The dataset underwent a series of steps to enhance its usability and eliminate noise. Below is an overview of the cleaning and preprocessing tasks performed with TFIDF process:

### Data Filtering:

Invalid or illogical data entries were removed, including instances with false experience (exp_check == 1), negative experience in any job_duration column, and total experience exceeding 900 months.
Data records associated with job titles containing terms like 'intern', 'student', 'owner', etc., were also filtered out to focus on meaningful job roles.

### Text Preprocessing:

The 'Summary', 'Skills', and 'Job_Description_1' columns underwent comprehensive text preprocessing to standardize and enhance the quality of textual data.
Text was converted to lowercase, special characters and numbers were removed, and tokenization was performed to break down the text into individual words.
Stop words (commonly used words with little semantic value) were eliminated, and lemmatization was applied to reduce words to their base form.

### TF-IDF Vectorization:

Term Frequency-Inverse Document Frequency (TF-IDF) vectorization was employed to convert the preprocessed text data into numerical feature vectors suitable for machine learning algorithms.
Separate TF-IDF vectorizers were created for 'Job_Description_1', 'Summary', and 'Skills' columns.
The resulting features were combined into a unified dataset, ensuring comprehensive coverage of relevant information.

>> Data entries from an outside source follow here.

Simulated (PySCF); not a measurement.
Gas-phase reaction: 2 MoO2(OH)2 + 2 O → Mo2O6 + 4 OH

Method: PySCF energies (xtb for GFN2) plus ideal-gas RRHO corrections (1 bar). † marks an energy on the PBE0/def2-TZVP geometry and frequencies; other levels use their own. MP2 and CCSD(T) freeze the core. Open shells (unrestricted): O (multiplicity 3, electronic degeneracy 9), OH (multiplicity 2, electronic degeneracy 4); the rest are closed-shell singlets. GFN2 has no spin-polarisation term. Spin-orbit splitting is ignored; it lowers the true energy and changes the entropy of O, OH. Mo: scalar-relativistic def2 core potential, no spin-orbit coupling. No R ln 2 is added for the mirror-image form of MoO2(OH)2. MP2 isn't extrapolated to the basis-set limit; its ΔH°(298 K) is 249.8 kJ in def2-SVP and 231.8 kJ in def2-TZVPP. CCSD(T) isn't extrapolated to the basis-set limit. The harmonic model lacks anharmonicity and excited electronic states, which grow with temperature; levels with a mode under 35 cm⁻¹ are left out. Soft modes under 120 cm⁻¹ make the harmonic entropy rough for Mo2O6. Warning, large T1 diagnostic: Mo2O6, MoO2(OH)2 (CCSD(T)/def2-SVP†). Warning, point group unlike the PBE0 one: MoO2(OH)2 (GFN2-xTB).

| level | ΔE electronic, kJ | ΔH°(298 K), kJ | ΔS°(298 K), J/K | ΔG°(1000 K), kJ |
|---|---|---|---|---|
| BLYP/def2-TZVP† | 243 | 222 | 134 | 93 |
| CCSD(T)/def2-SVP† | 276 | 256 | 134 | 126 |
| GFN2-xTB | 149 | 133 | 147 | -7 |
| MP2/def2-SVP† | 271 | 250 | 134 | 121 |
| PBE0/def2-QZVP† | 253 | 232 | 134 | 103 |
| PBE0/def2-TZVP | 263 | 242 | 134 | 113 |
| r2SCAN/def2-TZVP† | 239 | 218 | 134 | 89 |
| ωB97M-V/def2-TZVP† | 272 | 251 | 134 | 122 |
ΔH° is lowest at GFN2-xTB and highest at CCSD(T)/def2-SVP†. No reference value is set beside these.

### Feature Selection and Integration:

Features derived from TF-IDF vectorization were selected based on a specified maximum number of features.
Additional features, such as 'Word_Count', 'summary_is_null', and 'skills_is_null', were incorporated into the final dataset to provide contextual information for predictive modeling.

### Saving Processed Data:

The processed dataset, containing the selected features and relevant additional information, was saved as a CSV file ('text_data_t0.csv') for ease of access and future analysis.

In [1]:
import numpy as np
import pandas as pd
from sklearn.feature_extraction.text import TfidfVectorizer
from sklearn.model_selection import train_test_split
from sklearn.metrics import accuracy_score
from sklearn.metrics import confusion_matrix
from sklearn.metrics import classification_report
import scipy.sparse
from nltk.tokenize import word_tokenize
from nltk.stem import WordNetLemmatizer
import re
from sklearn.feature_selection import VarianceThreshold

In [2]:
df = pd.read_csv('ready_train_w_regions.csv')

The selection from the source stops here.